Yeah, so it's been 3 dates and this girl has left me NO window for me to make a move with the first kiss. I usually lay it on at least by date #2, we just had date #3 at my place on my couch watching a movie.

She walked 12 blocks to my apt (which I was impressed, I figured she'd take the bus or at least a cab), just to sit on the couch with me, watch a movie, have a glass of wine, and then LEAVE right as the movie ended. Given she arrived at my apt not until 9:40pm and it was late, but I walked her to the door and was going to make a move then but she did the QUICK HUG thing again. Seriously, wtf is up with this girl? Each time I think she's blowing me off or isn't interested, she calls and wants to hang out or talk. I usually like to see some sign of interest before I put myself completely on the line to go in for a kiss but the whole time she just looked so uncomfortable. So if she's so damn uncomfortable around me why the fck would she agree to walk 12 damn blocks to my apt and watch a movie with me?? Why keep talking to me at all??

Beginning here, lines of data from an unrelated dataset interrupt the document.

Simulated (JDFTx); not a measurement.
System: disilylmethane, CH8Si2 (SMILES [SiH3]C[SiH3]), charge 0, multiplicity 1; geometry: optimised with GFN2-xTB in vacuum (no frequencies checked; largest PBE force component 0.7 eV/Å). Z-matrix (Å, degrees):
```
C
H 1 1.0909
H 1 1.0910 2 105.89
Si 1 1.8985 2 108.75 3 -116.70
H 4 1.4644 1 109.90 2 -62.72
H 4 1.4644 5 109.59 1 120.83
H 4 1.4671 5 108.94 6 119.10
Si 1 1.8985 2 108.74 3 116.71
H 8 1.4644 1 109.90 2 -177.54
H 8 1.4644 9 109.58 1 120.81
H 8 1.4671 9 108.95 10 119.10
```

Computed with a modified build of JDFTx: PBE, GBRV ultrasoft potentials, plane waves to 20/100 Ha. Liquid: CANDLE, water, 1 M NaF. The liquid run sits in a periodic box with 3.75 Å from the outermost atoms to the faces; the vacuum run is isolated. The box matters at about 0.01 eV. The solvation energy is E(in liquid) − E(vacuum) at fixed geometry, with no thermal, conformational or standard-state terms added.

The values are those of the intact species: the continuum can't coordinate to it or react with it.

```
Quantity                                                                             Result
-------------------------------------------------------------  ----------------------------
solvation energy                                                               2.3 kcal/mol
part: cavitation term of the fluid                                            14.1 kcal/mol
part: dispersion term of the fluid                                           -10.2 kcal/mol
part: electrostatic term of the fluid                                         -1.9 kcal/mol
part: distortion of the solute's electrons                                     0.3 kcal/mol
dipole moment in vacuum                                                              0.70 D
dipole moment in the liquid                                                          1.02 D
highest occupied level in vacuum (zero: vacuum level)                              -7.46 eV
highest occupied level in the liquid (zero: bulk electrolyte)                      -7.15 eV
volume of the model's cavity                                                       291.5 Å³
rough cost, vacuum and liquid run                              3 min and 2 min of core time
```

I don't know the real reason, but it can't be good. I'm either getting played, she thinks of me as a friend, or she's using me. Either way, I'm not calling her again, and if she calls me I'll just tell her that I can tell she's not into me and that we shouldn't see each other anymore. Seriously, is dating supposed to suck this bad? Am I being retarded for feeling this way? I mean I really like the girl, but it's not worth having no idea where you stand and no opportunity to find out. I mean, come on, what am I supposed to do? Just let her keep leading me on? Am I supposed to outright ask her "hey, why are you being so damn shady?"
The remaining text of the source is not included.